Chambersburg was founded in 1725 to 1727 by Benjamin Chambers, at the Junction of the Falling Spring of Conococheague Creek. Because of Indian attacks, a fort was built for protection. With the termination of the French & Indian War, Chambers laid out the town in 1764.
The Grand Lodge received a petition to warrant a Masonic Lodge in Chambersburg on March 4, 1799. More than a year later Lodge #79 was formed with General James Chambers, son of the founder, as Warrant Master. After 54 meetings in five years, Lodge #79 faded into oblivion. A group of men then
petitioned Grand Lodge for a warrant to constitute George Washington Lodge. In 1815, the Grand Lodge acted favorably and issued a warrant to George Washington Lodge #143, which met at various locations in Chambersburg.
The Masonic Temple land was purchased and a contract to build the temple was given in April 15, 1823 to Silas Harry, a bridge builder, for $2,500. Brother Harry also built the King Street Bridge, which is also a work of beauty and is still standing and being used today. The plans for the Temple were drawn by Harry for $5.00. Financial trouble caused the lodge to transfer the building to 3 members and the lodge membership diminished and the Charter was returned to Grand Lodge in 1831.
The Temple was used as a church printing house during the time the Temple was not the property of the Lodge. Lodge meetings were held in various locations in Chambersburg during this time. The old Masonic Temple became available and on February 19, 1860, the Temple was returned to the possession of George Washington Lodge #143 at a cost of $2,000.
In 1864, General Jubal Early of the Confederate forces marched into Chambersburg and demanded $100,000 in gold or $500,000 in U.S. currency or he would burn the town. The ransom was not paid and he burned the town, resulting in the loss of property valued at $1,700.000. The buildings in the half block, in which the Masonic Temple stands, were unharmed.
The 1887 History of Franklin County, referring to the Masonic Temple, states, “When Chambersburg was burned,it was one of the buildings saved, and this was the secret of the other buildings in the same region being spared”.

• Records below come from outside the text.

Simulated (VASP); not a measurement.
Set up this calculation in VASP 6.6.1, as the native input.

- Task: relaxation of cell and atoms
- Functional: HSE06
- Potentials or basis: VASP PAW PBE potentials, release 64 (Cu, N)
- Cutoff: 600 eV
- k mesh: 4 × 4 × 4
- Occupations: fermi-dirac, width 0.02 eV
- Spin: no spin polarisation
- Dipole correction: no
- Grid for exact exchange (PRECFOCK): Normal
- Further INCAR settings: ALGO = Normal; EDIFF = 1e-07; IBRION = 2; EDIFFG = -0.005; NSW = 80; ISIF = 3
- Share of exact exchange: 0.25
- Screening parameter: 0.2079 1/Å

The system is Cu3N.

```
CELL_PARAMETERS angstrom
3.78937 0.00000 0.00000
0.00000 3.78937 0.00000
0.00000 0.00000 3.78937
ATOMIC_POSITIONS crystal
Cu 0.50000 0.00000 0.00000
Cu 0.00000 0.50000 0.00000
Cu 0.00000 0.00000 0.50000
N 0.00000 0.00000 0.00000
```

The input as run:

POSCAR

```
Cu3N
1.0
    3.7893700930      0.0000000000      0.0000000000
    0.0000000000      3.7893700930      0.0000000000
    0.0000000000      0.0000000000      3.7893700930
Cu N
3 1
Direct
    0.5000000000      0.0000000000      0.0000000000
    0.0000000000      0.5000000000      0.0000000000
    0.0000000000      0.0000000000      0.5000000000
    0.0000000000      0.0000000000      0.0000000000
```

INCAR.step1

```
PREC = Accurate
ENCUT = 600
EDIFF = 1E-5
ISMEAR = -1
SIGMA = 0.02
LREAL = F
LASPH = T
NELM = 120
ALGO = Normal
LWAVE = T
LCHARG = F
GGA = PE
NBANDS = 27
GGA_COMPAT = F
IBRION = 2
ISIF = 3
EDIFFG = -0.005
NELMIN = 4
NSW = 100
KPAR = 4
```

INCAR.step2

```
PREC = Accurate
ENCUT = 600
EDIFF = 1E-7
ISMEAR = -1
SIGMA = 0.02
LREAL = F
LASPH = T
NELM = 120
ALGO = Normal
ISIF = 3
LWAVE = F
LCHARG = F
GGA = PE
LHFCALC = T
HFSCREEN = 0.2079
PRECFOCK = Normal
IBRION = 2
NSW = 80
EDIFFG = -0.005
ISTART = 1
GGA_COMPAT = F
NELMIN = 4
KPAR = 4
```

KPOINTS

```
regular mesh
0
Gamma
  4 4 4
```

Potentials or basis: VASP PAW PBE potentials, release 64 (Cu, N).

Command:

According to fairly well authenticated legend, a Confederate officer of high rank was riding south on Second Street when he saw the building and recognized its character. He is supposed to have confirmed his belief at one of the neighboring homes and to have chatted briefly with the occupants. After his instructions, guards were then posted to prevent the firing of the Temple and such nearby buildings, which would have endangered it. Having done these good deeds, the stranger rode on. It is unfortunate that all the facts cannot be verified and that the name of this benefactor must forever be unknown.
The building size remained the same until 1899 when the lodge was remodeled and a section was added to the rear. During the first 60 years of the 1900’s the building was unchanged. In the 1960’s, a new section was built on the rear for a new kitchen on the first floor and storage on the second floor. A fire escape was also added. During this period, the lodge was nestled between private residences and the Methodist Church on the northeast corner of Second and Queen Streets. The two residences between the lodge and the Episcopal Church were purchased by the lodge for parking lots. The Methodist Church burned and was removed leaving the present day view of the Temple from Second and Queen Streets.